Posted tagged ‘Labor Department’

HRO Can Help Companies Play the Employment Spread and Avoid its Pitfalls

October 29, 2009

The Consumer Confidence Index, earnings reports, unemployment rates, housing starts, inventory levels, non-farm productivity rates – we are all scanning leading and lagging surveys, reports and indexes for signs of where recovery will first start to occur and where the recession’s impact will linger longest.

To shed a little light on the outsourcing terrain, our September 2009 BPO buyer survey and 3Q09 HRO Confidence Index both indicate increased contract activity in 2010. All the providers we’ve been speaking with are excited about pipelines that are filling up with potential deals at every stage, from lookie-loo’s to those nearly ready to sign on the dotted line.

As reported this week by USA Today, more companies plan to hire rather than cut workers in the next six months. Most report no change (57 percent). Still, 24 percent said they planned to grow their workforce, up from 18 percent in July. Only 20 percent plan to trim further, down from 28 percent in July.

When hiring activity does increase, the service industries like retail, professional services and healthcare will lead with 31 percent expecting to add jobs in the next six months and only 3 percent cutting staff. Manufacturing will likely lag, with only 12 percent expecting to hire and 31 percent still anticipating further reductions, according to the National Association for Business Economics.

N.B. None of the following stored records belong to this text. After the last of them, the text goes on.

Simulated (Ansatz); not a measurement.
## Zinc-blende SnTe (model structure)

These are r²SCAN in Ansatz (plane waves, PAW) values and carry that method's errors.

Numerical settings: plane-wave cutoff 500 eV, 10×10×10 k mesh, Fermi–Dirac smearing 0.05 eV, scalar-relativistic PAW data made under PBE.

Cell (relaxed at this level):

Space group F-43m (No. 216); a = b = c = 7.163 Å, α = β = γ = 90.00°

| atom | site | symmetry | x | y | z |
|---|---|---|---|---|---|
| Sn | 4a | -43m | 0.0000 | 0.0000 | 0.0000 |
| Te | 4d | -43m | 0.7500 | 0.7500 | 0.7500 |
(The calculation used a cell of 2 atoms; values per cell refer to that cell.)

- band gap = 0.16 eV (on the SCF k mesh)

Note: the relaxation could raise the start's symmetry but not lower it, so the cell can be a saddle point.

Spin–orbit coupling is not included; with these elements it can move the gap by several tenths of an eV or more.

In our above-mentioned survey of 480 BPO buyers, the highest ranking current business metric was customer retention, followed by cutting costs and increasing revenue. Staff retention came in only 5th out of 6 in business metric importance. The gap in importance could be because employers are still playing the productivity spread. Productivity has been rising as companies have been able to produce what they need with fewer workers. According to the Labor Department, non-farm productivity rose 6.4 percent in the second quarter, even as unit labor costs fell by 5.8 percent.

And while we need not yet prepare for a grand hiring extravaganza as employers are likely to milk the productivity spread as long as they can to put off hiring, organizations must start playing their cards right in terms of staff retention and hiring plans, or they will be one-upped by their competitors.

As my colleague Gary pointed out in his recent blog on staff retention, ignoring rising indicators of employee discontent could leave employers not only adding hires to meet increased demand, but facing a more disruptive rise in turnover in high performers and hard to replace positions.

HR’s HRO partners must be forward thinking. For sales in the pipeline, HRO providers need to show how their services will help prospects prepare for and manage workforce changes. And for current clients, providers must be proactive and help them prepare for recovery by holding early discussions on using their available centralized data and analytics to anticipate needs – needs they can then gear up to help their clients meet.